A pair of Edina Chefs Let Us Peek into Their Personal Food Lives

Anthony Leonhardi and his son Auggie making pancakes.

Edina has a robust restaurant scene, with talented chefs creating delicious food every day. We recently talked with two local chefs about how they got into the culinary world, what they like to cook at home, what their favorite food memories are—and what they’re tired of cooking. Their backgrounds and perspectives may vary, but they share one important trait: They’re very passionate about food and cooking.

Anthony Leonhardi

Pittsburgh Blue’s executive chef got his start in the pizza business at age 15, working at Davanni’s. He worked there throughout his high school years. “I caught the food bug,” he says. He studied culinary arts at the Art Institutes International and was able to get in the door at Lucia’s Restaurant afterward. He absorbed everything he could learn there, then ran a pop-up restaurant in Madison, Wis., before returning to Minnesota. After working at the now-closed Via Café in Edina, Leonhardi connected with Parasole Restaurant Holdings, first as the executive chef at the St. Paul Salut before crossing the river to the company’s Edina location.

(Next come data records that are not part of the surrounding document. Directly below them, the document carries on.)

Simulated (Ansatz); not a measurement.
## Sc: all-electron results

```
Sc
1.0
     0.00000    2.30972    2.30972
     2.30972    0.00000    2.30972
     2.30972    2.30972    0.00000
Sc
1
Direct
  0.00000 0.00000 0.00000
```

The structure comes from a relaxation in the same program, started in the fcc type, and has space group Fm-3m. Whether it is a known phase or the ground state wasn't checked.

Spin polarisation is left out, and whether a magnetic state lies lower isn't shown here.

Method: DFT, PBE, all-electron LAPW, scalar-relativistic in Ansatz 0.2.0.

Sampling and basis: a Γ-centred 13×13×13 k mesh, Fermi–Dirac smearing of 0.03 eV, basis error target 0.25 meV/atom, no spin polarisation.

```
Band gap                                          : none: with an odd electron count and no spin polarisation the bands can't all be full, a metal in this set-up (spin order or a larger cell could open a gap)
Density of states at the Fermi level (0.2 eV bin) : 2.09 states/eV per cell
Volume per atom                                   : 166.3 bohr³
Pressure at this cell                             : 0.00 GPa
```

His home cooking these days has a lot to do with what his 2-year-old will eat. “Asian, Mexican, more ethnic foods, more stir-fries, things that are more pedestrian than what I cook at Pittsburgh Blue,” he says. “It’s simpler than people would think for a chef. We get a CSA share in the summer, and whatever we get, we work in. I got used to that at Lucia’s.”

Food memories are abundant for Leonhardi. “Eating at Alinea in Chicago, that was amazing,” he says. “And for my 30th birthday, we went out to Napa Valley and ate for a week straight.” But he also has memories with less gourmet roots. “Growing up, my grandmas and my mom threw down for all the holidays,” he says. “Waffles at the cabin, fish fries, all the good stuff. We had no Instagram, no iPads. We all joined in.” He carried that homemade approach through to his own son, making all the baby food from scratch. “Whatever we put in front of him, he eats,” says Leonhardi. “No junk food in the house, it’s all healthy and whole.”

Leonhardi has difficulty identifying one thing that he’s tired of cooking. “The thing is, you can try to always keep things fresh,” he says. “Sure, Caesar salad, it’s everywhere, but you can still improve it. I guess my approach is, if I’m tired of it, then I need to question it. Why am I still doing it? What can I do differently? Maybe use different ingredients, different techniques, find new suppliers. It becomes more of a challenge rather than being bored.”

Stephen Jones

Jones is the executive chef at Salut Bar Américain on 50th and France. Jones didn’t have culinary school aspirations during high school. “I worked as a dishwasher for six months in high school,” he says. “But back then, there was no Food Network, no big draw. I had a couple of friends who were going to culinary school, so I went with them. I ended up staying, they didn’t.” Originally from Providence, R.I., Jones first worked as a chef in Boston before moving to Columbus, Ohio.

Why Columbus? An unusual opportunity. “I worked at a high-end new country club,” he says. “It was privately owned by a billionaire. There was no budget. We could do whatever we wanted.” It was a wonderful time to be a chef, but when 9/11 came along, followed by a recession, reins were tightened.

It was in Boston where Jones met his wife, who grew up in Eden Prairie. “We always joke that the East Coast guys, we end up in Minnesota because we follow our wives,” Jones says, with a laugh. The first thing the couple did upon arrival in Minnesota was buy a 20-acre farm. Unfortunately, the farm couldn’t sustain them financially, so Jones went to work at Good Earth before working his way up to Salut.

When it comes to cooking at home, his kids have some say in the matter. “My 12-year-old daughter loves to bake, so we make lots of cakes, muffins and pancakes,” he says. “For meals, we do a lot of one-pot meals, like soups and stews.”

His food memories are rooted in discovery. “My mother didn’t cook with fresh ingredients other than things like basil,” he says. “The first amazing food memory I have is of working with fresh ginger for the first time. I grated it, got it on my hands, kept smelling it, wondering, ‘How does this work?’ It just kept going from there, all the Asian flavors, all the new ingredients, things like lemongrass.” The endless discovery strengthened his work: “Things that don’t look like what they end up tasting like, that pushed me.”

As for what he’s tired of, he says it’s not a specific item, but an attitude. “I just wish people would eat in moderation, eat and be happy. Eat what they want. Skip all the trendy stuff. Just enjoy.”


(Chef Stephen & Christina at home with Sophia (12), Isabella (7), Cecilia (3).)